Outside of sequels to games I’ve really enjoyed, I typically only get excited for games that sound conceptually interesting. And if nothing else Murdered: Soul Suspect has a good conceptual hook. you’re cast as a ghost detective who has to solve his own murder. Now this sounds like an idea rife with potentially compelling mechanical and narrative possibilities (last I checked, “Ghost Murder Mystery” isn’t a super populated genre). Unfortunately, Murdered: Soul Suspect doesn’t really explore these to any meaningful extent. It’s a largely pleasant time for its eight hour duration, but my main take-away from Murdered: Soul Suspect was disappointment.

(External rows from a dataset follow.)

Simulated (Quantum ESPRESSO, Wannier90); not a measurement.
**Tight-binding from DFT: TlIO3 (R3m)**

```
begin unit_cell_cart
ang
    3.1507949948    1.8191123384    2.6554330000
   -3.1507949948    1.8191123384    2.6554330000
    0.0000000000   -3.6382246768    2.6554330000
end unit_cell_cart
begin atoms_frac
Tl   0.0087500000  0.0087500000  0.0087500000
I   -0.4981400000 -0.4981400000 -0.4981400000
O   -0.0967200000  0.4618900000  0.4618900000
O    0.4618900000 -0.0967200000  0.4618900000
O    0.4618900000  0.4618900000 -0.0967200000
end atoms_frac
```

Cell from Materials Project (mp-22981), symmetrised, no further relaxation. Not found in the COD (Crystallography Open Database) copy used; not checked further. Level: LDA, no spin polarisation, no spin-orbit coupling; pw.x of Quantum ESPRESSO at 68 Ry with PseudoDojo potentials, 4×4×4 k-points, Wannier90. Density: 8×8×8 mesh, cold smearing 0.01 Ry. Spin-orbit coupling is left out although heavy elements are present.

Murdered: Soul Suspect‘s greatest strength is its main narrative, which cashes in on noir and horror tropes to good effect. Protagonist Ronan O’Connor starts the game in a pretty bad way, getting thrown out of the fourth floor of an apartment and shot seven times in the chest by a mysterious assailant known as “The Bell Killer”. Now existing as a ghost, Ronan is promptly informed by his deceased wife that he needs to clear up any unfinished business before he can pass on to the other side. In specter form Ronan, who used to be a detective working on the Bell Killer case, resumes his investigation. He’s also joined early on by a spunky medium named Joy, who helps Ronan with his case for her own reasons. These two characters (or really anyone in Murdered: Soul Suspect) aren’t fleshed out particularly well beyond those descriptions. With that said, they manage to share a pretty solid back-and-forth with each other, consistently anchoring the story in even its rougher patches. And to Murdered: Soul Suspect‘s credit, everything moves quickly enough that the main narrative never bogs itself down too much, and even provides a pretty surprising revelation for those willing to stick through it.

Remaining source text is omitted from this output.